About
Apache Flink is one of the most popular stream processing frameworks. Apache Flink jobs run on clusters,
which are composed of two types of nodes: TaskManagers
and JobManagers
. While clusters typically consists of
multiple TaskManagers
, only reason to run multiple JobManagers is high availability. The jobs are submitted
to JobManager
by JobClient
, that compiles user application into dataflow graph which is understandable by JobManager
.
JobManager
then coordinates job execution: it splits the parallel units of a job
to TaskManagers
, manages heartbeats, triggers checkpoints, reacts to failures and much more.
Apache Flink has multiple deployment modes - Session Mode, Application Mode and Per-Job mode. The most popular
are Session Mode and Application Mode. Session Mode consists of a JobManager
managing multiple jobs sharing single
Flink cluster. In this mode, JobClient
is executed on a machine that submits the job to the cluster.
Application Mode is used where cluster is utilized for a single job. In this mode, JobClient
, where the main method runs,
is executed on the JobManager
.
Flink jobs read data from Sources
and write data to Sinks
. In contrast to systems like Apache Spark, Flink jobs can write
data to multiple places - they can have multiple Sinks
.
Lineage metadata for Flink 1.x and 2.x
While there is a single OpenLineage connector for Flink, it offers two distinct implementations for Flink versions 1.x and 2.x.
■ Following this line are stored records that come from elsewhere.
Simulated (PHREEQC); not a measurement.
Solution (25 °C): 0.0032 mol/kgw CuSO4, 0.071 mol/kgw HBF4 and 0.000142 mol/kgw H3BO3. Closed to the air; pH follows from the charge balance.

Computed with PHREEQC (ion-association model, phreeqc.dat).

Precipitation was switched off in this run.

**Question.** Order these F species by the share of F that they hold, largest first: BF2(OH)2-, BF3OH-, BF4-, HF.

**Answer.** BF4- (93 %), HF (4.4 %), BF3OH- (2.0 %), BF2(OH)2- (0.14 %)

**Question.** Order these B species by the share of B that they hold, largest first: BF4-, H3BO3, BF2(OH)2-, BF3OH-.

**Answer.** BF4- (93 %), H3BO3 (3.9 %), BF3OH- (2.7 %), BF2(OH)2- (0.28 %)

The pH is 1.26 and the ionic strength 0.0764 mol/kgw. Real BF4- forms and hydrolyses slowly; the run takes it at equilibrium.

The Flink 1.x connector is built on the JobListener interface, which Flink uses to notify users about job submissions, successful completions, or failures.
However, JobListener
does not provide lineage metadata. Consequently, the OpenLineage integration depends on the Transformations from the job’s ExecutionEnvironment
.
To enable this functionality, modifications to the Flink job code are necessary to incorporate ExecutionEnvironment
within the OpenLineageFlinkJobListener
instance.
Additionally, this implementation does not support Flink SQL.
Conversely, the Flink 2.0 connector leverages Flink's native interfaces to access lineage metadata, which were introduced by FLIP-314. One of the advantages of this implementation is that it requires no changes to the job code and does support Flink SQL. Both implementations reside within the same package and share the same configuration options.